The Mercier Press Ltd, 1973. Paperback. Condition: Very Good. First Edition, thus. The Mercier Press Ltd: Dublin, 1973. Paperback. Blue, black and white pictorial covers. Small scratched-off sticker mark to front cover, otherwise, covers very nice. Internally clean: a tight, sharp copy. No inscriptions, no damage noted.
The Volume Two refers to the number in the Mercier series, - this is a self contained , standalone book.

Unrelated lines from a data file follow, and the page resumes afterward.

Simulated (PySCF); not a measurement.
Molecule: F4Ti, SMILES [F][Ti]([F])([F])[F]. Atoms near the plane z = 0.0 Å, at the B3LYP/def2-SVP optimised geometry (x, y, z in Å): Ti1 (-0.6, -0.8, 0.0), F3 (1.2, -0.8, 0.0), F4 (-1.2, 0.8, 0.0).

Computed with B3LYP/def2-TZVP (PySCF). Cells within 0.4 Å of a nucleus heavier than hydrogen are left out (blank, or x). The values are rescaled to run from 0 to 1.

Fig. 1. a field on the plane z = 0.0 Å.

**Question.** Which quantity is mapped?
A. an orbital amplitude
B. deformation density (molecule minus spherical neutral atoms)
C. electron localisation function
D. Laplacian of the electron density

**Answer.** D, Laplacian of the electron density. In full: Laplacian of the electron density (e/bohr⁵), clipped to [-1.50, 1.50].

William Carleton was born in Prillisk, Co Tyrone, in 1794 to small farmers, and was one of fourteen children. His father was fluent in Irish and English and was an accomplished story-teller, with, according to his son, an astonishing memory. His mother, Mary Kelly, was an accomplished singer in Irish, and was famous at wakes, where she acted as a keener. William was also a fluent Irish speaker. The family, already poor, were to experience even more greatly reduced circumstances, and were evicted in 1813. He married Jane Anderson in 1822. After a stop-start education, he came across the classic novel Gil Blas, which inspired him to write, and in his thirties, he walked to Dublin, much like his admirer Patrick Kavanagh, and after failing to get employment on many occasions, received a lucky break when he was asked to write a sketch about Lough Derg, which he knew. The sketch was published by its editor, the Reverend Caesar Otway, in The Christian Examiner and Church of Ireland Gazette in 1828. Within two years he had published thirty sketches in the same periodical, and they were collected as Traits and Stories of the Irish Peasantry (Dublin, William Curry, 5 volumes in two series, 1830-1833), which went through more than fifty editions before Carleton s death.